# Logarithmic Laws

$$\log_{a}{(xy)} = \log_{a}{x} + \log_{a}{y}$$
$\textit{Proof}$
Let $A=\log_{a}{x}$ and $B=\log_{a}{y}$.
Then $a^A = x$ and $a^B=y$.
\begin{align} a^A \times a^B&= xy \\ a^{A+B} &= xy \\ A+B &= \log_{a}{(xy)} \\ \therefore \log_{a}{x}+\log_{a}{y} &= \log_{a}{(xy)} \\ \end{align}

$$\log_{a}{\dfrac{x}{y}} = \log_{a}{x} – \log_{a}{y}$$
$\textit{Proof}$
Let $A=\log_{a}{x}$ and $B=\log_{a}{y}$.
Then $a^A = x$ and $a^B=y$.
\begin{align} \dfrac{a^A}{a^B} &= \dfrac{a}{y} \\ a^{A-B} &= \dfrac{x}{y} \\ A-B &= \log_{a}{\dfrac{x}{y}} \\ \therefore \log_{a}{x} – \log_{a}{y} &= \log_{a}{\dfrac{x}{y}} \\ \end{align}

$$\log_{a}{x^n} = n\log_{a}{x}$$
$\textit{Proof}$
\begin{align} \log_{a}{x^n} &= \log_{a}{(\overbrace{x \times x \times \cdots \times x}^{n})} \\ &= \overbrace{\log_{a}{x} + \log_{a}{x} + \cdots + \log_{a}{x}}^{n} \\ &= n\log_{a}{x} \\ \therefore \log_{a}{x^n} &= n\log_{a}{x} \\ \end{align}

$$\log_{a}{1} = 0$$
$\textit{Proof}$
\begin{align} a^0 &= 1 \\ \therefore 0 &= \log_{a}{1} \\ \end{align}

$$\log_{a}{a} = 1$$
$\textit{Proof}$
\begin{align} a^1 &= a \\ \therefore 1 &= \log_{a}{a} \\ \end{align}

Please ensure the following as often many students made the following mistakes in the past.

\begin{align} \log_{a}{x} + \log_{a}{y} &\ne \log_{a}{(x+y)} \\ \log_{a}{x} – \log_{a}{y} &\ne \log_{a}{(x-y)} \\ \log_{a}{x} \times \log_{a}{y} &\ne \log_{a}{(xy)} \\ \dfrac{\log_{a}{x}}{\log_{a}{y}} &\ne \log_{a}{\dfrac{x}{y}} \\ \end{align}

It is importantto remember that each rule works only works if the base $a$ is the same for each term.

### Example 1

Use the logarithmic laws to write $\log_{2}{3} + \log_{2}{7}$ as a single logarithm.

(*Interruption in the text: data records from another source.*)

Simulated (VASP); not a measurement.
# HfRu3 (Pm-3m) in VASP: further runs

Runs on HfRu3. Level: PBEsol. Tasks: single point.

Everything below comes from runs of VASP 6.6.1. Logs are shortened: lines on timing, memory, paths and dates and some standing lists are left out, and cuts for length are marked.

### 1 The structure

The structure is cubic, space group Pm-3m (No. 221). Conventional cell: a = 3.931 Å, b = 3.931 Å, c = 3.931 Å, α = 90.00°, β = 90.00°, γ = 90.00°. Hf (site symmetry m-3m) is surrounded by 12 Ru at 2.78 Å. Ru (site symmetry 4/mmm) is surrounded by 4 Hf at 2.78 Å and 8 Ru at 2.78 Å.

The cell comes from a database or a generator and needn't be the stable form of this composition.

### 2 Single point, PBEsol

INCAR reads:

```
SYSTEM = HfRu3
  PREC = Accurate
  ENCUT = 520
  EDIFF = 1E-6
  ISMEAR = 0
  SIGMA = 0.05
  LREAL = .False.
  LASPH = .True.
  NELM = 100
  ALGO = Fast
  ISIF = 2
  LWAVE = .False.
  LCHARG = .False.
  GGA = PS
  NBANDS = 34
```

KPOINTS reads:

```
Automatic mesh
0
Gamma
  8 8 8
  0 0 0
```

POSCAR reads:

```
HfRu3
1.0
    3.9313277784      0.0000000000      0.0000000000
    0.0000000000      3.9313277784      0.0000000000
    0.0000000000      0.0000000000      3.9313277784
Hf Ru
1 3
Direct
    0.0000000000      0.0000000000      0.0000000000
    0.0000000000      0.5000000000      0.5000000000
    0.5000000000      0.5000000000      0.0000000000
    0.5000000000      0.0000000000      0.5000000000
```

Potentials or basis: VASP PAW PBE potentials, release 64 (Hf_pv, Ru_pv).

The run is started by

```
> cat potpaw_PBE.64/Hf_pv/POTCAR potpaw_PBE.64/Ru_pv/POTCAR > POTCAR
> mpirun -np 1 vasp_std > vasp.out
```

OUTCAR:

\begin{align} \displaystyle \log_{2}{3} + \log_{2}{7} &= \log_{2}{(3 \times 7)} \\ &= \log_{2}{21} \\ \end{align}

### Example 2

Use the logarithmic laws to write $\log_{4}{24} – \log_{4}{6}$ as an integer.

\begin{align} \displaystyle \log_{4}{24} – \log_{4}{6} &= \log_{4}{\dfrac{24}{6}} \\ &= \log_{4}{4} \\ &= 1 \\ \end{align}

### Example 3

Use the logarithmic laws to write $2\log_{5}{4} – 3\log_{5}{2}$ as a single logarithm.

\begin{align} \displaystyle 2\log_{5}{4} – 3\log_{5}{2} &= \log_{5}{4^2} – \log_{5}{2^3} \\ &= \log_{5}{16} – \log_{5}{8} \\ &= \log_{5}{\dfrac{16}{8}} \\ &= \log_{5}{2} \\ \end{align}

### Example 4

Use the logarithmic laws to write $\log_{a}{24}$ in terms of $x$ and $y$ given $x=\log_{a}{2}$ and $y=\log_{a}{3}$.

\begin{align} \displaystyle \log_{a}{24} &= \log_{a}{(2 \times 2 \times 2 \times 3)} \\ &= \log_{a}{(2^3 \times 3)} \\ &= \log_{a}{2^3} + \log_{a}{3} \\ &= 3\log_{a}{2} + \log_{a}{3} \\ &= 3x + y \\ \end{align}

### Example 5

Simplify $\dfrac{\log_{5}{729}}{\log_{5}{27}}$.

\begin{align} \displaystyle \dfrac{\log_{5}{729}}{\log_{5}{27}} &= \dfrac{\log_{5}{3^6}}{\log_{5}{3^3}} \\ &= \dfrac{6\log_{5}{3}}{3\log_{5}{3}} \\ &= \dfrac{6}{3} \\ &= 2 \\ \end{align}